But for German philosopher Martin Heidegger’s self-induced undoing, his writings about caring as a pre-requisite to knowing the truth of things would seem to be the right remedy to a hardened state that makes villains of what it does not know.
Daniel O’Hara is among those for whom Heidegger can’t be wholly redeemed. Citing Jacques Derrida’s previous critique of Heidegger, O’Hara reduces a chunk of the former Nazi party member’s opus to a case of “hot ear” (Radical Parody: American Culture and Critical Agency after Foucault, 1992).
In the chapter, “Selves in Flames” O’Hara subjects Heidegger to a sustained treatment of the fashionably obscure auto-da-fe in the dress of ridicule. He seconds Derrida’s opinion that Heidegger’s claim to have located a “Greco-Germanic ‘otherness’” is only a “’blind’ repetition of the Judeo-Christian conception of ‘spirit’” (190).

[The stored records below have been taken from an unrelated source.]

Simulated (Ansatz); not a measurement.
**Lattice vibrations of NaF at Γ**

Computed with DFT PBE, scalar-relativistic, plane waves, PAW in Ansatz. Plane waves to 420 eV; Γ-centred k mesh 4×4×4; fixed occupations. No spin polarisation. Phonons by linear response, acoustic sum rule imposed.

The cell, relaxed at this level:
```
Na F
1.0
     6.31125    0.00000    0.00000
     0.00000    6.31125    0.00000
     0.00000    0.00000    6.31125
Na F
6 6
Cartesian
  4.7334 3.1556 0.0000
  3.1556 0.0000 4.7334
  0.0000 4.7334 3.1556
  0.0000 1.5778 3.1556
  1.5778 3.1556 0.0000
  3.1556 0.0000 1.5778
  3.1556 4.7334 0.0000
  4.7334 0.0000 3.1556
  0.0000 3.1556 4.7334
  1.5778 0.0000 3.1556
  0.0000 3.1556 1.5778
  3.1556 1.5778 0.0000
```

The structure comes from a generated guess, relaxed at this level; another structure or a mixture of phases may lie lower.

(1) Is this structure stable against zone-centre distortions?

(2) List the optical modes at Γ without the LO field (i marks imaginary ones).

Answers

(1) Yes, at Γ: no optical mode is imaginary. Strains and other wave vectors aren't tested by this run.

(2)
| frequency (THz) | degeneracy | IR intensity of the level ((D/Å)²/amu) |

Derrida’s entirely “imagined assembly of various theologians” – Muslim, Christian, Jewish – addresses Heidegger in “an imaginative invocation” to say:
“…we are appealing to this entirely other in the memory of a promise or the promise of a memory. That’s the truth of what we have always said, heard, tried to make heard. The misunderstanding is that you hear us better than you think or pretend to think…” (From Derrida, Of Spirit: Heidegger and the Question in O’Hara, p. 189).
Heidegger’s privileging of a Germanic spirit is thus presented as nothing other than an “unwitting” receptivity to an invocation not exclusively High German in origin but encompassing the Jewish tradition as well. I am not saying this isn’t hilarious. But if Heidegger’s scholarly contribution is to be remembered as essentially a regressive move that confuses itself for independent thought, and if this charge is effectively a denial of the intellectual merit of Heidegger’s work as its one saving grace, what does this say about the invocatory spirit as a mode of knowing?
Jacques Lacan distinguished his construct of the invocatory drive from invocatory performance. The drive is a partial drive whose erogenous zone is associated with the ears. Its partial object is the voice and the associated verb is ‘to hear.’ Of course, Lacan did a lot with this set up. Concerning the observation where the play of signifiers in language is made to serve less as play and more as a regulatory function, this speaks to “a void at the heart” of positivism. Then, if what’s desired in a “truly invocatory performance” is a desire for mastery over master signifiers, themselves material constructs borne along on sound waves that exist and also pass into non-existence by which mode they have the ability to penetrate – what’s being demonstrated is how the drive itself feeds into the performance. Together they describe a route of enjoyment whose ultimate significance is nothing more than that. It does not speak to a cause or a telos (with the aid of Lacan’s intervention). The schema allows for the reading of any such performance in terms of whatever it is that’s considered enjoyable. I’m guessing that’s where the fun begins in psychoanalysis, particularly where the regulatory function is retained as a guise.
O’Hara wrote that Heidegger was “self-elected.” There is a sense from reading O’Hara that Heidegger mistook a mirage of sound as real, a bell that didn’t toll for him in quite the way he imagined. I’m not a Nazi sympathizer, but on the whole I can’t say I buy this assessment, since it rules out too much when we try to widen the judgement in its application beyond the narrow case of Heidegger.
Here I think the grounding in invocatory performance can help to discern to what degree its goodness of fit, its wideness or narrowness, is determined. Not on the basis of the individual’s desire but by the way language structures that desire. The difference would consist in that between open and equal opportunity, the opening of all wombs/minds for a transformative power to take place, as opposed to believing this can be achieved by leaving things up to experts. The only thing that such a closing or restricting of circuits of exchange could limit is the penetration of non-transformative appearance. Love finds its way. And I think O’Hara must sense this to be true, since he makes sure to attach the restrictiveness, the desire for exclusivity, to Heidegger:
“For what Heidegger and his peers hate is the specter of a triumphant, democratically leveling, rationalistic universalism, and what he and his peers love is an endangered or embattled, distinctively different, passionately embraced localism” (187).